Two white students were banned from a meeting by the Racialized Students’ Collective Unit (RSU) in Ontario on March 11. Trevor Hewitt and Julia Knope were informed that since they weren’t victims of racism, they weren’t allowed to participate, the Ryersonian reports.
Hewitt explained to the woman setting up the event that he wanted to cover it for a school assignment. She asked him and Knope if they’ve ever experienced racism. When the answer was no, the woman clarified that since he and his friend haven’t been discriminated against, they couldn’t stay for the meeting. Hewitt and Knope, both first-year journalism students, left the room.
According to the group’s Facebook page, the The Racialized Students’ Collective is part of the Ryerson Students’ Union that “opposes all forms of racism and work towards community wellness for students. We seek to responsibly reflect, represent and serve racialized students.”

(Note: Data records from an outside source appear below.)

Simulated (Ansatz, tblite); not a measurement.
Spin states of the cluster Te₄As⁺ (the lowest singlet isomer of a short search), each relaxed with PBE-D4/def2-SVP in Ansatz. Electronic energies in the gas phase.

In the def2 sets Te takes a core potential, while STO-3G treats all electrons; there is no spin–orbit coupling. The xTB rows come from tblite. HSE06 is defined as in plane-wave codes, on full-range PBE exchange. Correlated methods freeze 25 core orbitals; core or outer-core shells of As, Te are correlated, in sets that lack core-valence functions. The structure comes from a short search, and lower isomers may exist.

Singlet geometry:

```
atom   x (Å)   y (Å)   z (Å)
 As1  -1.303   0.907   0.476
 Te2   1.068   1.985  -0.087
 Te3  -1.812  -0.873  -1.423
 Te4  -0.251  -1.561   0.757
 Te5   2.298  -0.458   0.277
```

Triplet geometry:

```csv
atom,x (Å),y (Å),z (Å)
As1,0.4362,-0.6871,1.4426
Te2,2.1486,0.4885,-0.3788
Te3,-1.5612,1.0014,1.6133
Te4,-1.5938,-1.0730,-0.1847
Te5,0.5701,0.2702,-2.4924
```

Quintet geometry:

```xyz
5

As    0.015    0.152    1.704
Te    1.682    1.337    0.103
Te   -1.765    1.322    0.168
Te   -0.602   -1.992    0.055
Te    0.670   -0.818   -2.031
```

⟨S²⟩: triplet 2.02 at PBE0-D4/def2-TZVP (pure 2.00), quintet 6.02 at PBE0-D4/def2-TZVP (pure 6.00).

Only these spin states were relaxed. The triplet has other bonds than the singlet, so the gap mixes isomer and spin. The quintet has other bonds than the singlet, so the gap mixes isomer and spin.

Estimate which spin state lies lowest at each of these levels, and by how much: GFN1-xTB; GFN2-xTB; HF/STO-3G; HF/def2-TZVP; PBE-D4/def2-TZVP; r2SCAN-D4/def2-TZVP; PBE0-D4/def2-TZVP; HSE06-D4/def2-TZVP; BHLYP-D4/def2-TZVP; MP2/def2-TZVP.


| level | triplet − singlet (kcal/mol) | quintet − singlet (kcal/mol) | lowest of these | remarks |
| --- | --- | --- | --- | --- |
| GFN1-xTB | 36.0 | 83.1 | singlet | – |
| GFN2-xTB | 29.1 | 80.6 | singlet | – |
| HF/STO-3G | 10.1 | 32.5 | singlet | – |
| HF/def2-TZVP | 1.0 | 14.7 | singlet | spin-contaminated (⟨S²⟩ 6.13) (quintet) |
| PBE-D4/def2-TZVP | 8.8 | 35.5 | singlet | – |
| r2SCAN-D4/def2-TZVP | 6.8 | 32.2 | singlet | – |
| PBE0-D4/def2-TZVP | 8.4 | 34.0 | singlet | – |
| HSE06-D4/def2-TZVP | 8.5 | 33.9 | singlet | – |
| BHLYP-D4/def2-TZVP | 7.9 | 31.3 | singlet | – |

Knope shares that she had a feeling of embarrassment over being dismissed from the anti-racism group. She doesn’t agree with white students being banned from these types of events.
“It felt really bad … kind of embarrassing. If their goal in these meetings was to end racialization then it needs to be something everybody is involved in. If some people are causing the problems, they need to know. Grouping yourself off … is not going to accomplish anything.”
She further points out that why does their group say they’re a “public” forum and an RSU campaign for others to attend?
RSU coordinator Vajdaan Tanveer told the Ryersonian that the group is designed to be a place minority students can be in a safe place to talk about anything.
“We don’t want (racialized) students to feel intimidated, that they can’t speak their mind because they are afraid of being judged or something they say might be used against them.”
Tanveer was asked by the news source if it’s true Hewitt and Knope were turned away from the RSU meeting. He said the students were white and that’s why they were excluded from the gathering.
“In terms of educating, we have some events for public. We use the opportunity to tell them about the work and how they can get involved.”
RSU is committed to fostering a community of tolerance, as its website states. It describes their mission as “building an anti-racist network” and “fostering an anti-racist environment through campus-wide services, campaigns and events.”
Did the anti-racism group go too far in promoting racial awareness by allowing white students to be banned from the meeting?